I need help. Our team is drowning, and I’m not sure how to fix it.
Three months ago, we celebrated: developers using AI tools, PRs flowing, velocity charts trending up. Leadership was thrilled.
Today, our senior engineers are burned out, our review queue is backed up 8 days, and we just shipped a security bug that never should’ve made it to production.
The Numbers That Tell the Story
Here’s our Q1 data compared to Q4 2025 (before widespread AI adoption):
What Went Up:
- Pull requests created: +98% (from 42/week to 83/week)
- Individual tickets completed: +21%
- Lines of code written: +115%
What Also Went Up (The Bad Kind):
- PR review time: +91% (average time from PR open to merge: 2.1 days → 4.0 days)
- Review comments per PR: +67% (reviewers finding more issues)
- Post-deployment defects: +28%
- Senior engineer burnout indicators: +40%
What Stayed Flat:
- Deployment frequency (we’re not shipping faster)
- Features delivered to customers (volume up, but many blocked in review)
The Problem: Human Review Can’t Scale With AI Output
Here’s what’s happening:
Junior and mid-level developers are using AI to write code 2-3x faster. Great!
But that code needs review. And reviewers are human. With human constraints.
The math doesn’t work:
- 5 junior devs using AI → 15 PRs/week (up from 6 PRs/week)
- 2 senior engineers reviewing → same 40 hours/week capacity
- Result: Review becomes the bottleneck
And it’s not just volume—it’s complexity.

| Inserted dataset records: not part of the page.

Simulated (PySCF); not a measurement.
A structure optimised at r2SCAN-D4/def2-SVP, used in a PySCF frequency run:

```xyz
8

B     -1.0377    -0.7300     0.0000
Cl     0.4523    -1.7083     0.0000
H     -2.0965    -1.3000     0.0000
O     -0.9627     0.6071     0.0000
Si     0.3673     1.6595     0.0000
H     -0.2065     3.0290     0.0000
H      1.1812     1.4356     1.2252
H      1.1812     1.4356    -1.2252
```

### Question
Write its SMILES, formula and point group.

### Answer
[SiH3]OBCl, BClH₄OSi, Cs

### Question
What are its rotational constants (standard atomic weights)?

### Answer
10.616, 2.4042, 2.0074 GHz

Reviewing AI-generated code is different from reviewing human code. You have to verify:
- Does it actually solve the problem?
- Does it fit our architecture?
- Does it handle edge cases?
- Is it maintainable?
- Did the author understand what they committed?
With human-written code, you can assume the developer understands their own code. With AI-assisted code, that assumption breaks down.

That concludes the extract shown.